[net.micro] New way to post binaries - discussion on format

csc@watmath.UUCP (Computer Sci Club) (10/21/86)

I mentioned in a previous article that I had written some arbitrary 8 bit
encoding programs that I could easily turn into an archiver specifically
designed for network transfer.  Since there seems to be some interest in
the topic in general, I'll tell you what my programs do.

In the most general case, my encoding routines are given a list of characters
that the transmission medium does not want to see.  It will then never
generate those characters.  It accepts a stream of arbitrary 8 bit bytes,
and produces an encoded or decoded stream.

The actual encoder operates in two modes:  eight bit encoding (M8) and
seven bit encoding (M7).  The encoder decides what mode it should be running
in, depending on the cost of the mode.

In seven bit encoding mode, any seven bit character can be transmitted.  Any
character the encoder has been told is pathological is mapped into a two
character escape code.  This mode is obviously very cheap for text.  Any
transmittable character is sent as itself.

In eight bit mode, the encoder can accept any 8 bit value.  Each group of
three input bytes is turned into four output 6 bit values.  These six bit
values are then mapped onto the ASCII characters "a-zA-Z,.".

Run length encoding is performed in both modes.

The archive format I was considering would have a special archive control
character (something non-controversial) which would never be generated
by the encoder.  The archive control characters would signal the beginning
of easily parse text strings that would describe the beginning and end
of archived files, their CRC's and lengths.  It would be possible to
generate checkpoints in the archive.  The archiver could extract all
undamaged files from an damaged archive.

The checkpoints could be used for retransmitting parts of the archive.  If
an archive was damaged, the archiver could tell the user what part of the
archive it needed replaced.  Anyone else who had a complete archive could use
that information to generate just the data needed to repair the broken archive.

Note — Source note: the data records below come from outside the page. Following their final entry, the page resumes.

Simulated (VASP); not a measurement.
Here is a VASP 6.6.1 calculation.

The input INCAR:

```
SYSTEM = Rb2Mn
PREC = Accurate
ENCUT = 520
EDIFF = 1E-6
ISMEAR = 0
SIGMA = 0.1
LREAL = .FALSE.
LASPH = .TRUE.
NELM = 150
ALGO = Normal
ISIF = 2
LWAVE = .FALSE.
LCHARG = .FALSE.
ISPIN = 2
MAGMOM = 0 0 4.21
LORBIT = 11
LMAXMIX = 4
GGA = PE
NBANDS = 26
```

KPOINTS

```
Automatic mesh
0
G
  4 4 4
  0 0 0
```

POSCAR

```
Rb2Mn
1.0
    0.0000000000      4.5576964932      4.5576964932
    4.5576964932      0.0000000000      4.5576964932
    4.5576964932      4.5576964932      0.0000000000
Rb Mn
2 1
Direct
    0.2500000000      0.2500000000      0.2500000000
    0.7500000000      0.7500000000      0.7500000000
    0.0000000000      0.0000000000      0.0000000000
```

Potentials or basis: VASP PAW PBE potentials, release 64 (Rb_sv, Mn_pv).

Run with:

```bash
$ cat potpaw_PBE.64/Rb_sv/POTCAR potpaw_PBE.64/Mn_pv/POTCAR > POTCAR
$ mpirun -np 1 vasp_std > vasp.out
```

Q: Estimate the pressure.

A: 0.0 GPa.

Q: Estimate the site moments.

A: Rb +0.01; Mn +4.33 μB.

The archiver will treat a set of unordered files as an archive.  Each
file would be searched for a header.  The header would identify the archive
and be used to order the parts.  It would then read the files in the
correct order.  The archive creation command would automatically generate
a numbered set of files for posting, according to a maximum size constraint.
No more editing and cat'ing of news articles.

My experiments show me that this program encodes a.out files slightly more
cheaply than uuencode, text files are very cheap.  The experimental version
does not transmit any of the following characters:  all control characters,
"<>{}[]^|\\~", and del.

If there is any interest, myself and another fellow here, Mike Gore, will
put this together out of code we already have (for encoding, CRC checking)
and we will post the source (for UNIX and Atari) and uuencoded versions for
the Atari ST.

It would be written to be portable.

Comments?

Tracy Tims
mail to ihnp4!watmath!unit36!tracy

csc@watmath.UUCP (Computer Sci Club) (10/22/86)

As a followup to my previous article, I have come across a new encoding
technique (courtesy of the Math Faculty Computing Facility here at
the university) which has the following properties:

	- eight bit input data
	- very restricted character set
	- generally compresses files rather than expanding them
	  (including binaries)
	- need no bit level twiddling
	- involves only table lookup

The encoding system is easy to implement.  I am whipping one up now.

This should make the transmittable archive format very easy to implement.
My co-developer, Mike Gore, is planning to do a Basic (gack spew) version
after I write one in C.

Still:  comments?

Tracy Tims
mail to ihnp4!watmath!unit36!tracy